Most sitcoms don’t imply that the lead character has died twice in the first 15 minutes. Most sitcoms don’t have an entire episode spoofing the film Titanic. And, even if they did, most sitcoms would not dress one of the main characters as the iceberg.

But Smoggie Queens is not like other comedies. BBC Three’s new series is a surreal, deadpan and occasionally very rude tale of primarily LGBTQ+ friends who hang out under the same roof. It takes the model of a traditional family sitcom and refocuses it around a “chosen family” of people from different generations.

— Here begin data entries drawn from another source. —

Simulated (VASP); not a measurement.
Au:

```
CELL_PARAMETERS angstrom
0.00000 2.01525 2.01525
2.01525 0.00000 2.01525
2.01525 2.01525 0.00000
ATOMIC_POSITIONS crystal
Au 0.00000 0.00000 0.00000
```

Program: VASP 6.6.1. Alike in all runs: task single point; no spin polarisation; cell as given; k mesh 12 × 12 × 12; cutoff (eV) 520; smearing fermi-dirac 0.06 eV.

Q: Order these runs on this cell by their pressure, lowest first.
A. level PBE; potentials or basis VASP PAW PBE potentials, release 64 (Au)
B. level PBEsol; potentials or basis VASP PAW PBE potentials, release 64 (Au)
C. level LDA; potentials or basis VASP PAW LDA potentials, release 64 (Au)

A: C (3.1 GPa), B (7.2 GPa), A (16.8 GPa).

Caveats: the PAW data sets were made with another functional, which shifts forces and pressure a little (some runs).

Scenes frequently descend into cattiness, with half the cast going out in drag and one episode revolving around two local rival queens who start a war after encroaching on each other’s turf. That turf, specifically, being Teesside, hence the name of the show. (A Smoggie, in case you were wondering, is a term used to describe someone from the area around Middlesbrough.)

“It actually originated when Geordies were calling us Smoggies as a bit of an insult,” explains creator, writer and star Phil Dunning over a coffee in Soho. “It’s quite an industrial area, but we reclaimed the name.”

Dunning’s character Dickie isn’t your normal sitcom lead, either. He’s a narcissistic, volatile and insecure member of the friendship group who, now in his mid-30s, is jealous of younger queens. He’s particularly savage to Stewart (Elijah Young), a “little baby gay” recently asked to join the group after being seen out on the scene by himself. Dickie even punches Stewart when he says he looks 38. (“Why would you say that when he’s only 37?” their friend Sal, played by Patsy Lowe, says.)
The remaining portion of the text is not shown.